Booming ethanol market could help farmers nab more money

FFMC - Thu Apr 23, 2:00AM CDT

Even in a troubled agricultural economy, there can be a gem or two. In this economic cycle, it’s ethanol. 

“2025 was a terrific year for American ethanol — the best that we've had,” Emily Skor, CEO of Growth Energy, a biofuel trade association, said at last week’s North American Agricultural Journalists annual meeting in Washington, D.C. 

Long term, this could spill over into more demand and more money for farmers. 

So, what’s hot? 

Record domestic demand is coupled with record global ethanol demand. “We have had four months of over 200 million gallons of ethanol [per month] exported,” Skor said. “Prior to November last year, we never exported more than 200 million gallons in a month. So, we're on a really, really good trajectory.”

This coincides with 11 bilateral trade agreements or frameworks where ethanol has played a significant role. 

“The focus for us now is making sure as those details are filled out, that the commitments on ethanol are followed,” Skor said. 

E15 continues to grow. This is a fuel blend containing 15% ethanol and 85% gasoline. 

“Last year was a great year with E15,” Skor noted. “We saw a greater increase in E15 sites than we had in all of the previous years.”  

Use of year-round E15 could increase corn demand and translate into higher corn prices. Challenges remain, however. Year-round access to E15 isn’t yet occurring around the country. Intensity among ag groups for year-round E15 is growing, particularly as fuel prices spiked at the start of the Iran war. 

One hurdle is what legislative vehicle in which to insert E15 legislation.

“It’s hard to point to a [legislative] vehicle right now,” Skor explained. “It could be farm assistance, it could be natural disaster funding. There’s talk about [including it in] the farm bill.”

She said Growth Energy’s focus is to make sure that agricultural legislation moved forward by Congress contains a component for year-round E15 use. 

“The president twice this year, on the record, has said, ‘Congress, send me a bill on E15,’” Skor said. “We are very anxious to see that.” 
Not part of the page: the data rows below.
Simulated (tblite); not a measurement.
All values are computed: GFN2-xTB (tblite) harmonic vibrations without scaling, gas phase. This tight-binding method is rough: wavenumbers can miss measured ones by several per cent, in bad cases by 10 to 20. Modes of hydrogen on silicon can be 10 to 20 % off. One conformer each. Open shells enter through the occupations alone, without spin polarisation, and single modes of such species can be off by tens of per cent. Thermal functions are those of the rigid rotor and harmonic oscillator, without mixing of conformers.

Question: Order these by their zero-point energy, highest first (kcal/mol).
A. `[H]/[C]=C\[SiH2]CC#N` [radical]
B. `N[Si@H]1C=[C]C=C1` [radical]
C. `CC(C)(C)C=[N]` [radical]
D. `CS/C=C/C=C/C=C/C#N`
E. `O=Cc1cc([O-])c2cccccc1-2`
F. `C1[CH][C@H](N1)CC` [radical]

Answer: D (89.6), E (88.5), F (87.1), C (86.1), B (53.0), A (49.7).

Section 45Z tax credit continues to progress. Section 45Z is a provision that was first tucked inside the Inflation Reduction Act of 2022 and preserved in July’s One Big Beautiful Bill Act, granting federal tax credits to biofuel manufacturers that make low-carbon fuels. This may create shareable value between biofuel producers, farmers, grain merchandisers, third-party verifiers and others up to $100 per acre

Section 45Z is complicated legislation, however. It involves USDA, the Treasury Department’s Internal Revenue Service and the Department of Energy. Skor said Treasury Department guidance for Section 45Z came out in February. 

She added that it’s difficult to put a timetable on when Section 45Z tax credits will be finalized. Additional steps include USDA to finalize rulemaking. The Department of Energy also has to update the GREET model to incorporate that rulemaking. The GREET model is the Department of Energy’s Greenhouse Gases, Regulated Emissions and Energy Use in Transportation model that includes emissions in raising a crop — such as from fertilizer, fuel and chemical — and ways to offset them — such as reduced tillage, more target fertilizer application and cover crops.

As it stands now, there is nothing to guarantee that farmers will receive a share of these tax credits garnered by biofuel producers. 

But Bryan Sievers, director of government relations for Roeslein who also farms near Stockton, Iowa, believes the amount of money farmers may glean from Section 45Z payments through a carbon intensification scoring system will be significant. The lower the CI score, the better for potential farmer payments. 

Sievers has worked with a facilitator in assessing his farm’s CI score, which has been reduced to minus 15 due to practices that include no-till, cover crops and anaerobic digester technology. He added that the practices are measurable, and it’s important that such practices that are part of a CI scoring system are moved into the Section 45Z system. 

It’s also important that Section 45Z uses a book-and-claim tracking system, which separates bushels and low-carbon credit certification, Sievers said. 

This would enable farmers to separate and sell their environmental attributes from their own CI scores from their grain and oil-seed bushels. This is opposed to a mass balance system, which links bushels and low-carbon credits for delivery to a biofuel producer.

“It just makes a lot more sense to be able to utilize a book-and-claim model in 45Z implementation,” Sievers added.